Palmer also suggested there was an opportunity for bars willing to produce a comprehensive list of non-alcoholic drinks.
He said: “There are an increasing number of people seeking a social schedule that doesn’t revolve around alcohol. And consumers don’t want to feel socially excluded or miss out because of it.”
On craft soda, he said: “There are concerns (sugar/big business) driving a surge in home/house-made soft drinks, which are appearing on the menus of progressive operators all over town.
“If you’re buying in, there’s a small number of small-batch options to add interest, such Dalston Cola, Square Root and Peter Spanton. And, of course Big Cola’s not giving up. Pepsi has launched a craft cola called Caleb’s Cola.”
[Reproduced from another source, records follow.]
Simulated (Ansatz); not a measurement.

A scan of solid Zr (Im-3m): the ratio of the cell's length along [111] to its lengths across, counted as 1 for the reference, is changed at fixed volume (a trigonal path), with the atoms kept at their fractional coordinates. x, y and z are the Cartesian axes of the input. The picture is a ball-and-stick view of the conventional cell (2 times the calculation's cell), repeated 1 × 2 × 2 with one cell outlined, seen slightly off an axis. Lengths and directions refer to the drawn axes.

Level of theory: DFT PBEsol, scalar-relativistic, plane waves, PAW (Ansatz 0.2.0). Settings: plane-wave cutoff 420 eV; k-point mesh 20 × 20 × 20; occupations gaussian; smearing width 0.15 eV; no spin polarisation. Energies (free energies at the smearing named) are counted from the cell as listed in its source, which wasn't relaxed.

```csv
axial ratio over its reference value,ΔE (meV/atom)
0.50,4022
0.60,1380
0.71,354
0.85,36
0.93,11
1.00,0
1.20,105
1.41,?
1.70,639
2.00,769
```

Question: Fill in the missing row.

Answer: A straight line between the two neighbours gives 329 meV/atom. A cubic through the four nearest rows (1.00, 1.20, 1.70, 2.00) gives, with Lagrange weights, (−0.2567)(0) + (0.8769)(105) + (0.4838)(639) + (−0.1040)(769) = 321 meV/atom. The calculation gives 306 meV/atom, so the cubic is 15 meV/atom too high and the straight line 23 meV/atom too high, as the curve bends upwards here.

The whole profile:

On coffee, he said automation was already producing a more profitable and consistent process in some US stores and he expected more of a move in this direction in the UK.
He also predicted a boom in popularity of cold brews from spring onwards.
On the prospects for wine, Palmer expects independent wine bars to enjoy large growth alongside industry-wide wine declines.
He added: “What’s happening with wine is what happened with cocktails in the late 1990s. A few bars have started doing things differently, which gives the customer higher expectations, which they then carry with them to the next bar.”
He said operators should seek to exploit the increasing popularity of sparkling wine, including looking beyond Prosecco to newly available barrel-aged Cava, such as Torello Cava and to Lambrusco, which is enjoying popularity once again.
He forecast the US enthusiasm for beer cocktails to cross the pond and that flavoured beer would continue to be popular, but warned operators to be wary of a backlash over high craftbeer prices.
Palmer’s other tips on what to look out for in the new year included: “Beer bars styled as new wine bars. Rotating menus, small serving sizes... and lots of talk about herbs replacing hop in beer — a back track to medieval times.”